Many of the characters were modeled with various successes after concepts that could be found in Buck Rogers, Flash Gordon and John Carter along with stylistic elements popularly found in the super-hero comics of the Golden Age. Some of the longest running series such as The Lost World, Gale Allen, Mysta of the Moon, Space Rangers and Auro, Lord of Jupiter lasted a decade and longer.

Another series that had a multi-year life span with Planet Comics was Futura, which was serialized in that title starting in July 1946 with issue #43 and probably ending in Spring 1955 with issue #64. An over 20-issue run of nearly ten years!

Futura is the story of an office secretary named Marcia Reynolds who was shanghaied into space to serve as the test-subject of an alien seeking to repopulate his planet. In the beginning the tale of Futura, while eerily drawn, is very typical of what the market expected in a comic book story with the lead character being a female. Marcia Reynolds, as Futura, was gorgeous, scantily clad, threatened by amorous bug-eyed monsters and tied up a lot. In fact, the story could easily be interpreted as both a dream by the character and a power-fantasy for the reader, the caveat being that the typical audience for the book was male and Futura usually extricated herself from difficult situations and often lead the charge into battle herself.

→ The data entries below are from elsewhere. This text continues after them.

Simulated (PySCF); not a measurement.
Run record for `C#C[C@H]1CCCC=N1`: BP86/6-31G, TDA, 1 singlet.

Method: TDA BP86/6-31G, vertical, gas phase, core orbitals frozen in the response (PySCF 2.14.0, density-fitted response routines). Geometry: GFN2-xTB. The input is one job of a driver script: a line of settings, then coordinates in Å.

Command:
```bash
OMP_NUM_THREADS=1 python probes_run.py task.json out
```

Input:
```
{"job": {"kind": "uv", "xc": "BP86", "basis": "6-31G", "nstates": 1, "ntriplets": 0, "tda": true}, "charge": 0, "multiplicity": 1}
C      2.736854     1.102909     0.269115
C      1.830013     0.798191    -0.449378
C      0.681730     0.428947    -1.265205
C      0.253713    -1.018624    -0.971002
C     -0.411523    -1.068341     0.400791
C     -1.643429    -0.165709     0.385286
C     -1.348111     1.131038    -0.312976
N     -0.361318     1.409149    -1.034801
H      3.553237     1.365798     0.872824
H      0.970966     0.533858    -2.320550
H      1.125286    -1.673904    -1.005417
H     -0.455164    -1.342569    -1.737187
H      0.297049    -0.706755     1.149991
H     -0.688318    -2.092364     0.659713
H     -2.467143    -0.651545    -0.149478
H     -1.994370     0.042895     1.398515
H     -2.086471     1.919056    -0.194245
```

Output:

The quality of the art and writing varied greatly over the next several chapters and much of the narrative added to the idea that Marcia Reynolds was in a dreaming state, in particular the story featuring forest sprites and a magic sword. But soon the creative team picked a direction that leaned more to classic Space Opera and with issue #53 began offering lush art and rich story-telling that were stylistically on par with the details that could be found in the Flash Gordon dailies. Over the course of her story Futura quickly becomes less of a victim and her journey from frightened breeding stock to strong, independent woman is a fun and interesting one.

The first chapter of Futura from Planet Comics #43 (July 1946) is presented below. As ever, click the pictures to make for easy reading. Enjoy!


  1. damn, that's a rad comic. is there a tpb or anything like that?

  2. Not that I could find. Futura, like Gale Allen is known but obscure. I suspect there may not be much interest in the series being reprinted, especially given the "off" chapters containing the more simplistic art.

  3. Ha! That's great! Specimen 9 does indeed have possibilities. Thanks for posting this!

  4. Just found this today and I'm anxious to read the story. I'm pretty sure that "John Douglas" is a house pseudonym masking EC Horror great Graham Ingels, who worked for Planet and several other Fiction House titles.